It wasn't only the Red Hat paper millionaires who were smiling. Everyone at Linuxworld seemed to be grinning.
It was partly because the nascent operating system, which can be downloaded for free, continues to be sucked down faster than beer at a barbeque.
It was also because Red Hat's successful IPO – the first for a major Linux company – indicated there is probably a lot more money from Wall Street coming down the pipe.
VA Linux Systems, a major Linux hardware manufacturer, is in the final stages of planning an IPO. VA's president and CEO, Larry Augustin, confirmed that the company was searching for an underwriter.
"All this dot-com stuff is old news," Augustin said. "It's Linux that's the new thing. Who needs IPOs when you have LPOs – Linux public offerings?"
"It's a different business model – for one thing, there's a chance of some profits," Augustin explained. "The dot-coms have been overdone. At some point they are going to have to prove they have a business that's actually viable."
Among Linux distributors, other candidates for IPOs include two of Red Hat's biggest US-based competitors: Caldera Systems and Turbo Linux.
In the Linux services arena, there's Linuxcare.
Sifry, of Linuxcare, said his company was concentrating on building up its business before trying to raise money in the stock market.
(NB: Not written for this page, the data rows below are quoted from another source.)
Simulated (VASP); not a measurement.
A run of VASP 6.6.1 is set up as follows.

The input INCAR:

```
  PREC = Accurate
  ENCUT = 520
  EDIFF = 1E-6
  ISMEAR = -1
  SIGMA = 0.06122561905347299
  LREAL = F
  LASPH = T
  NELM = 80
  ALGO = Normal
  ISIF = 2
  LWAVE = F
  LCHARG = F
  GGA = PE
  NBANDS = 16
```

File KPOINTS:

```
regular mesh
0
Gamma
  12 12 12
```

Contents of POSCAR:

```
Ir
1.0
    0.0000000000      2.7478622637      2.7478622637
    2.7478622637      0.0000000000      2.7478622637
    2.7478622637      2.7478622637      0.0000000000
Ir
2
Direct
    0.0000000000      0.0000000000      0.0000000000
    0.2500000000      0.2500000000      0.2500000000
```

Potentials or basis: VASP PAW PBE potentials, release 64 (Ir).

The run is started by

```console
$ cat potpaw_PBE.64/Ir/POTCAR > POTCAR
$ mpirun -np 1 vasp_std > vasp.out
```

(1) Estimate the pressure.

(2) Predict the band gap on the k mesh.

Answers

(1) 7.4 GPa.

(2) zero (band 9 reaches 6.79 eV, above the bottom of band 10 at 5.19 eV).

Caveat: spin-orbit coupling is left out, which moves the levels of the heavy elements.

On Monday, however, Linuxcare took out a full-page ad in The Wall Street Journal, thanking Linus Torvalds – the Finnish programmer who wrote the heart of the system and lent it his name – for getting the ball rolling.
The ad was a nice gesture and a nice profile raiser in the financial community's leading organ.
With a smile on his face, Sifry said he couldn't discuss an IPO. But one good indicator that Linux is attractive to Wall Street was the shifting proportion of T-shirts to suits.
In March, 70 percent of the Linuxworld crowd wore scruffy T-shirts, Sifry said. Today, it's 50 percent T-shirts and 50 percent suits, or the "California casual" equivalent of polo shirts and khakis.
"I think the Red Hat IPO continues to legitimize the Linux community as a whole," Sifry said. "It shows Linux is a viable business. It's the start of something big."
John Mashey, Silicon Graphics' chief scientist, agreed that Red Hat's IPO was a leading indicator.
"You're going to see more of it," he said. "It shows that people think there's money in it."
Now that some Linux companies are starting to make big money from free software, will there be a backlash from the people that make it happen, the Linux rank and file?
There didn't appear to be any bad feelings on the convention floor.
A group from the Atlanta Linux Showcase, a technical conference for Linux programmers, said the Red Hat IPO was absolutely great.
"It rocks," said Chris Farris, Showcase's vice president. His buddies nodded in agreement. "Yeah, it definitely rocks," another said.
"It's better than being bought up by another company," Farris added. "At least it makes it easier for them to stay true to their roots. And as long as they stay true to their roots, it's fine."
It proved difficult to track down Red Hat investors on the show floor, although the company set aside a large block of shares for the Linux community. But it wasn't hard to find people who wished they had shares in the company.
"I tried but didn't get any," said Arthur Tyde, executive vice president of Linuxcare. "I was pretty cheesed about that."